But rewind time, back when I had failed. My company wasn't doing so hot, no sales, twitter was pretty much naked, Tumblr was just looking oh so depressing and of course on Facebook it felt like everyone had me hidden on their news feed. I didn't get invited to the parties, I didn't get text messages from anyone asking me of my whereabouts, hell even at the bar, the bartenders just seemed annoyed I was there. People are groupies.

But the skills and mindset I have when I am successful was the same skills and mindset I had when I failed. People don't get that, many entrepreneurs fail because either the time isn't right, or we just ran out of resources to tap to keep business going. It's rarely because they didn't know what they were doing. A real entrepreneur will always know what he/she is doing and what he/she needs to do next. It's the resources that typically hinders us.

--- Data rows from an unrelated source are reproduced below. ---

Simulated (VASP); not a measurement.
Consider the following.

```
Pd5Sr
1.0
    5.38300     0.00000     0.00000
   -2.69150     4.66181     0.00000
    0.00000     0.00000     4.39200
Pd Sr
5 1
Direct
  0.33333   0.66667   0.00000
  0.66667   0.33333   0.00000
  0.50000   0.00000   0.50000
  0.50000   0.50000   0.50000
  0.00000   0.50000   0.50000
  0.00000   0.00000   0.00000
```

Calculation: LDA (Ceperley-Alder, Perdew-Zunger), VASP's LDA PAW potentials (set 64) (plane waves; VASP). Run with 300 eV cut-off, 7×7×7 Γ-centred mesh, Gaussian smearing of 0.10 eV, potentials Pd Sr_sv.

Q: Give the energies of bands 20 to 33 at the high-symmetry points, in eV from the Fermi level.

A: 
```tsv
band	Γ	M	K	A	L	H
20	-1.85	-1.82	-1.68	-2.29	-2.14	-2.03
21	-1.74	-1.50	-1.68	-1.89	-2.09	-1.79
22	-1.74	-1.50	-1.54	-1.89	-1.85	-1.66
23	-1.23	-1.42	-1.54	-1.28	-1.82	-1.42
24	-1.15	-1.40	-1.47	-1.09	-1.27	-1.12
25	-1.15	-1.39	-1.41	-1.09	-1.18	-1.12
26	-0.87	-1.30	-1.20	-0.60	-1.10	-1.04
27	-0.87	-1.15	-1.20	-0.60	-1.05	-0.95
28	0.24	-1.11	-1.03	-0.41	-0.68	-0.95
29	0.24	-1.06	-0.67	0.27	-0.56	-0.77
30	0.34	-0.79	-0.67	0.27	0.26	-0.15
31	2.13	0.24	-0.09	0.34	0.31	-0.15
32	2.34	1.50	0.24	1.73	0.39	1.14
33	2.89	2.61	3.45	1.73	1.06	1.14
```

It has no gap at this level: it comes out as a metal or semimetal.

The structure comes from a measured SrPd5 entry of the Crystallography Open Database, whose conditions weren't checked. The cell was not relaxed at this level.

So when people ask me for advice on their business or how to do things, they're asking the successful me: The me with the gold watch, the LV accessories, and fat wallet. Not the failure me: The bearded man who's too depressed to shave, who spent 12 hours a day researching on how I failed, with less than $100 in my bank.

I'm still the same person and always will be, whether I am rolling in the dough or when I am broke. Difference is, the failure me is stronger and smarter and more hungry, the successful me is teetering on complacent, well fed, comfortable and at times, lazy. Listen to the failure me when you ask questions, not the successful me. Failure me is in the lab, researching, learning new skills, constantly researching, the successful me is on the way to the beach, rounding the night at the bar with a $400 tab. Those who have failed typically give the best advice, they know more about what works and what doesn't, successful folks typically only know what works, that's just half the battle.

I am glad I failed once before, will I fail again? Probably, I don't care, because every time I fail, I just get sharper and more skilled and talented at many things, every time I succeed, I'm typically really good at one thing. I will succeed again, I have already, I am trying to see how many times I can succeed in a row, and for the groupies: a six figure income does not mean success, success means your idea is executed properly to wear your customers are benefiting from whatever it is you created while generating any kind of income while doing it.

Don't be a groupie and miss out on some good advice, listen to both successful people and failures, they both have the same skills and talents that got them where they are.